Process Scheduling is a key component of modern operating systems. It refers to the mechanism by which the operating system selects which process should be executed by the CPU at any given time. Process Scheduling includes CPU Scheduling, Disk Scheduling, and other resource allocation techniques.
CPU Scheduling is the process of determining which process should be executed next by the CPU. The goal of CPU scheduling is to maximize the utilization of the CPU while minimizing the response time and turnaround time of processes. The CPU Scheduler selects a process from the ready queue and allocates CPU time to it. There are different scheduling algorithms such as First Come First Serve (FCFS), Shortest Job First (SJF), Round Robin (RR), Priority Scheduling, etc.
Disk Scheduling is the process of determining the order in which disk I/O requests should be serviced. Disk Scheduling algorithms attempt to minimize the average response time and maximize the throughput of the disk subsystem. Some popular disk scheduling algorithms are FCFS, SSTF, SCAN, LOOK, C-SCAN, etc.
The Process Scheduling can be further divided into:
- Short-term scheduling
- Medium-term scheduling
- Long-term scheduling
1. Short-term Scheduling: Also known as CPU Scheduling, it determines which process in the ready queue will execute next and how much CPU time it will be allocated. The objective of short-term scheduling is to provide fast response time and high CPU utilization. Short-term Scheduler is invoked frequently, typically every few milliseconds.
2. Medium-term Scheduling: The objective of medium-term scheduling is to manage the amount of memory needed to execute a process. Medium-term scheduling removes processes from memory and swaps them to the disk, freeing up memory for other processes. Medium-term Scheduler is invoked less frequently than the Short-term Scheduler, typically every few seconds or minutes.

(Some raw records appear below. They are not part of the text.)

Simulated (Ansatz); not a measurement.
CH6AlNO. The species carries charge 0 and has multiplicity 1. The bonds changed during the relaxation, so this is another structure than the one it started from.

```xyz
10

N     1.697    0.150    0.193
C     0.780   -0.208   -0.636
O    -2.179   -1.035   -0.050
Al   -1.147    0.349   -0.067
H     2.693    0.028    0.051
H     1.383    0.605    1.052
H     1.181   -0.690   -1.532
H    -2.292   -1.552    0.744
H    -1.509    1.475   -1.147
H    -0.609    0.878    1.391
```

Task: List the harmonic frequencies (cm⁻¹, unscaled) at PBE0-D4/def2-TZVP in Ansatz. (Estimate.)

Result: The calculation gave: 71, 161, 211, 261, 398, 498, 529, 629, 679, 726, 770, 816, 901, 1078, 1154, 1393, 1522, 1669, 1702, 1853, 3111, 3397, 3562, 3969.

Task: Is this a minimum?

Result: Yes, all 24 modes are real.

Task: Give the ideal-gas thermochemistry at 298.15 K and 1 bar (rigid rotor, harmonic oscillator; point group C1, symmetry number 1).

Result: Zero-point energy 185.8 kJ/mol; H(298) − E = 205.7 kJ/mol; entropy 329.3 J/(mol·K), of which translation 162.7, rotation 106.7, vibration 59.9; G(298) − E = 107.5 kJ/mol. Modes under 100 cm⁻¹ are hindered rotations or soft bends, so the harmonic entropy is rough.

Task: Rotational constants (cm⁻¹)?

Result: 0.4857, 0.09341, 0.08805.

3. Long-term Scheduling: Also known as Job Scheduling, it determines which new process should be admitted to the system. The objective of long-term scheduling is to ensure that the system is not overloaded and that there is enough memory and other resources to execute new processes. Long-term Scheduler is invoked less frequently than the Medium-term Scheduler, typically every few minutes or hours.